Very recently, it was a groundbreaking idea to create an illusory reality online, reflecting the fictional world inhabited by TV Characters. Now, it's almost de rigeur to at the very least have a Barney's Blog, if not a whole Dunder Mifflin website. (Which I assume exists. Wait a sec.... Yep. It sure does.)

Which does create interesting creative challenges. Who blogs for the characters? Who vets those blogs to make sure they don't violate canon? The Official Network Website for a show I worked on recently had bonus content on it that was written by the PR department, using an old show bible and outdated pilot script -- the material was wildly off base.
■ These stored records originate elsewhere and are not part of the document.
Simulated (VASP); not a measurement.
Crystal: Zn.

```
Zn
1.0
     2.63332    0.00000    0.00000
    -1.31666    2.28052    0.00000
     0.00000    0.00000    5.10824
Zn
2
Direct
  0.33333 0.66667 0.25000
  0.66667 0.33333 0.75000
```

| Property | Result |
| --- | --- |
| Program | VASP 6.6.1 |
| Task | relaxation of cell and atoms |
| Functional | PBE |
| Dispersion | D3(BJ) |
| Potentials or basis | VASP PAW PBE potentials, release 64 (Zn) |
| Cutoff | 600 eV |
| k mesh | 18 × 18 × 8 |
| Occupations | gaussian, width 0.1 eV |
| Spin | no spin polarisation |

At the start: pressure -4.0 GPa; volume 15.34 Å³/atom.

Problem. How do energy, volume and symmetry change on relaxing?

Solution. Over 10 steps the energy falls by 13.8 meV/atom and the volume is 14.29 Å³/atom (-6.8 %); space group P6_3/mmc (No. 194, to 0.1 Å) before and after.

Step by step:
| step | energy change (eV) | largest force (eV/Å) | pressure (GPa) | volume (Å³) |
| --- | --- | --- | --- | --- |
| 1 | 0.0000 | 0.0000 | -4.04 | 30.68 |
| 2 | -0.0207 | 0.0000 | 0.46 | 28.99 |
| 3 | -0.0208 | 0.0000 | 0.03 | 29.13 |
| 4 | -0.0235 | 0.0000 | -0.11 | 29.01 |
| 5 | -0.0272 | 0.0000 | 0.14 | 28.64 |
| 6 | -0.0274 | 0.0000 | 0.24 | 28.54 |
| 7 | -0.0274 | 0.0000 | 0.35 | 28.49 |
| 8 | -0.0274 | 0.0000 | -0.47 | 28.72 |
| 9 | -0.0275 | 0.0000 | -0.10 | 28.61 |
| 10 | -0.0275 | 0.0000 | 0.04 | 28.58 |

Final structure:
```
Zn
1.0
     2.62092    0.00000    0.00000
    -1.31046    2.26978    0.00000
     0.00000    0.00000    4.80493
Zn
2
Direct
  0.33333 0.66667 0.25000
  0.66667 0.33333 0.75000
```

Does the potentially infinite nature of this material create a barrier to entry at the same time as it creates an enhanced experience? Ideally, this additional material makes the story richer, and creates an interactive thrill for the participant who follows the trail and finds all the Easter eggs. But are there viewers who feel daunted by the mass of links they'd need to follow to become fully versed in a work of fiction, and back off?

Sunday, August 24, 2008

YAARG!

Or is that YA ARG?

I recently heard about this new project from Scholastic books (hence the YA) called The 39 Clues, a sort of DaVinci Code for the under-16 set, that includes books, trading cards, and a real-time scavenger hunt that seems to spill out of the Internet into the real world (hence the ARG).

Although the attempt to create a Potter-esque phenomenon by design, as opposed to by catching lightning in a bottle, is fraught with pitfalls, they do seem to have a catchy premise, so I'll be watching with interest to see if it catches fire.

Does anyone else remember Masquerade?